Multiple Regression in Go
Linear Regression predicts one dependent variable (y) given one or more independent variables (x1, x2, x3...xn). Simple Linear regression with a single independent variable is easy to implement thanks to convenient closed form solution.
Multiple regression also has a closed form solution using matrices and requires computing a matrix inverse which is often impossible[1].
The Closed form Solution
The closed form of multiple regression solves k partial differential equations using matrices and requires a matrix inverse. Lets begin with the matrix representation of a linear model in k dimensions with n observations in the training data:
\[\hat{Y} = X\beta\] $\hat{Y}$ is a n x 1 column vector$X$ is a n x k matrix
$\beta$ is a k x 1 column vector
With the matrix representation, the closed form for multiple regression is
\[\beta = (X^TX)^{-1} X^TY\]The proof of this expression is instructive but ultimately unhelpful because it requires a matrix inverse. The matrix inverse is undefined for non-square matrices. It is also undefined for square matrices where the determinant is zero.
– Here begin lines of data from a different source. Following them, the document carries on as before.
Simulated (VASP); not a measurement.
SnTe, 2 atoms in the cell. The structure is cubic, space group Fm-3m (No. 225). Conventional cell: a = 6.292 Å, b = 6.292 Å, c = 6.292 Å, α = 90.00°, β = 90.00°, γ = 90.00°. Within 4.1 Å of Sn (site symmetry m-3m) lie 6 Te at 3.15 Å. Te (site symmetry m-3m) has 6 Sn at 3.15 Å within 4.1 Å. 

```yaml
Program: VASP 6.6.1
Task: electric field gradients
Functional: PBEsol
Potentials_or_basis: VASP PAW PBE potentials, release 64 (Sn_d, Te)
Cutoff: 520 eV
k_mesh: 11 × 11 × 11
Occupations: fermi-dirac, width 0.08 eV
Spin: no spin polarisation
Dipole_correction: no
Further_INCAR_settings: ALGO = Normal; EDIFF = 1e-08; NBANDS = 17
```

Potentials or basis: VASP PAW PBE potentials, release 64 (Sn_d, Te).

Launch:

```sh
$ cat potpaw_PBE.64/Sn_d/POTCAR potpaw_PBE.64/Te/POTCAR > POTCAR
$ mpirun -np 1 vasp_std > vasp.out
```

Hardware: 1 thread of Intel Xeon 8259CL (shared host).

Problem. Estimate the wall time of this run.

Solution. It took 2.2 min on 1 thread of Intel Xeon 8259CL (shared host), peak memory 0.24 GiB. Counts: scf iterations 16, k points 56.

In practice the optimal solution for Multiple Regression is computed using Gradient Descent.
Gradient Descent algorithm for Multiple Regression
The gradient descent algorithm begins by initializing all model coefficients to zero. It then iteratively calculates the partial derivatives of the cost function with respect to each coefficient, determining the direction and magnitude of the steepest increase in cost. The coefficients are updated at each iteration by moving in the opposite direction of these gradients, scaled by a small learning rate parameter that controls the step size. This iterative optimization process repeats, gradually minimizing the cost function, until either a predetermined number of iterations is reached or the magnitude of the gradient falls below a specified threshold, indicating convergence to a local minimum.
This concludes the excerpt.